What Realizing I Was The Problem Taught Me About Leadership

There was a moment with a colleague many, many years ago that I’ll never forget.

We were deep into a challenging project, and I was venting about how stuck I felt. She offered a suggestion—something simple, something I hadn’t tried quite that way. And I cut her off.

“I’ve already tried that. It doesn’t work.”

She paused, then tried another angle. “What if you…”

“I can’t. Believe me, I’ve looked at this from every direction.”

I thought I was being direct and realistic. But what I was really doing was shutting down help. My frustration had calcified into certainty. And in that moment, I wasn't leading—I was defending a wall I didn’t even know I’d built.

That evening, I realized how that interaction must have felt to her: invalidating, disheartening, like I didn’t give any worth to her input. Reflecting on the incident led to a deeper reckoning with how my lack of self-awareness was limiting not just collaboration—but my own growth.

Twenty years later, in my work with STEM professionals, I see this all the time: competent people whose unexamined stress reactions—dismissiveness, defensiveness, perfectionism—quietly erode the very credibility and creativity they want to foster.

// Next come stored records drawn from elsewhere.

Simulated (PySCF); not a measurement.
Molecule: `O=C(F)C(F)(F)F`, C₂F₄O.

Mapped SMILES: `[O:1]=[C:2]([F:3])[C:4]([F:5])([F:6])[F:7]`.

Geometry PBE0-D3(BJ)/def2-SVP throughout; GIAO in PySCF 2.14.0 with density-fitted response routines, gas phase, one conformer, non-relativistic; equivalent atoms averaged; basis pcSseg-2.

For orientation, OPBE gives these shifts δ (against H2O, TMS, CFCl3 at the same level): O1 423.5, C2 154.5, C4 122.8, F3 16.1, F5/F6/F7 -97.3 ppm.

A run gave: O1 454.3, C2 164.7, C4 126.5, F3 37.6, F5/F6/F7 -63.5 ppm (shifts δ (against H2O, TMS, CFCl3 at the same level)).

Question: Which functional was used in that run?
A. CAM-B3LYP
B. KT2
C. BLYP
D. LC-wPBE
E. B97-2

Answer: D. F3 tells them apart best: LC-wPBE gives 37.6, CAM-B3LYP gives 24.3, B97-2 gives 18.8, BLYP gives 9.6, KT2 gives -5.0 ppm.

Here are three self-awareness practices I use myself and recommend to every leader:

  • Micro-check-ins: Before walking into a meeting or responding to a tough question, pause for 5 seconds. Ask yourself: What’s my internal state right now? Am I feeling reactive, depleted, cornered? Just naming it can loosen its grip.

  • Impact feedback: Ask a trusted colleague, “What’s it like to be on the other side of me when things get hard?” Don’t defend. Just listen. Let the truth be a mirror.

  • Values alignment audits: Pick a leadership value you care about (like “openness” or “humility”). At the end of the day, reflect: Did I embody that? Where did I miss the mark? These small check-ins build real change over time.

Self-awareness isn’t about self-judgment—it’s about developing the internal observer that allows us to make the best choices to lead with clarity, humility, and real influence. And the best leaders I know treat it as a daily practice.

How do you show up when you're not self-aware? And who do you become when you are?